I just stumbled across this wonderful video about Animal Crossing’s psuedo-speech that offers a nice survey over other methods for masquerading text+sound as speech.
The video makes an interesting point – when we see text appear chunk-by-chunk accompanied by sounds, most folks will be able to follow along easier than if presented with the text all at once.
It got me thinking – does anyone here have any experience with any of these techniques? Would people be willing to donate small snippets of speech so we can have a library to provide voices to text?
I’m a big fan of speech synthesis, and I love to make things babble! I also love to babble about things babbling. There is something I find so charming about getting a computer to chatter. One of my pipe dreams is to build an asemic speech engine that is built around prosody and inflection.
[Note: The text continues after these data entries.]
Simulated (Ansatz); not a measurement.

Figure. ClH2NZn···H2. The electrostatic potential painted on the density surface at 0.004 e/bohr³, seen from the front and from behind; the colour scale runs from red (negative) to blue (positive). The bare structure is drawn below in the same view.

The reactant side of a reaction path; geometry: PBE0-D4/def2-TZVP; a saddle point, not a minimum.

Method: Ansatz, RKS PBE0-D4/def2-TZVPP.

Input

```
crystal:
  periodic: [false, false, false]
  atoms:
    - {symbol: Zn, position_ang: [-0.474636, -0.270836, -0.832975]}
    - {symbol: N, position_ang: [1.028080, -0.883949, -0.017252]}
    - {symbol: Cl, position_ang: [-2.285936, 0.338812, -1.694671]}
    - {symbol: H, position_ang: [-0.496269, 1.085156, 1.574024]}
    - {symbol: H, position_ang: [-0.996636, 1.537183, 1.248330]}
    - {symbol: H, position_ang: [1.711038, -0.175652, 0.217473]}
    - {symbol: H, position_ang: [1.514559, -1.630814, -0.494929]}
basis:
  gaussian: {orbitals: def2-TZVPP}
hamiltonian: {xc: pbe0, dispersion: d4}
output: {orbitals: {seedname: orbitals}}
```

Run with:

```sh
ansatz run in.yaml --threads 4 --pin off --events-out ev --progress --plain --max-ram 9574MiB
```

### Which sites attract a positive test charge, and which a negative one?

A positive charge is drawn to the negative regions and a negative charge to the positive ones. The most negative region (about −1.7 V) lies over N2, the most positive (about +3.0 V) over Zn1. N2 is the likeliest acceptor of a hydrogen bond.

I once wrote a study called “computer on the phone with his mother”:
I wrote this in my Sporth language. You can find the sporth code here.
The recipe to make speech sounds like this is reasonably straight forward to replicate in a modular synthesis environment (Csound, SC, PD, FAUST, etc). What this is doing is taking a narrow pulse wave and putting it through a series of bandpass filters tuned to formant frequencies. Interpolating between the formant values gives it the “talky” effect. Randomly interpolating between formant values makes it “babble”. I also added some pauses, which makes it feel more like words in a language. The breaks are what give it personality (similarly, in singing synthesis, choosing the right vibrato makes a world of difference).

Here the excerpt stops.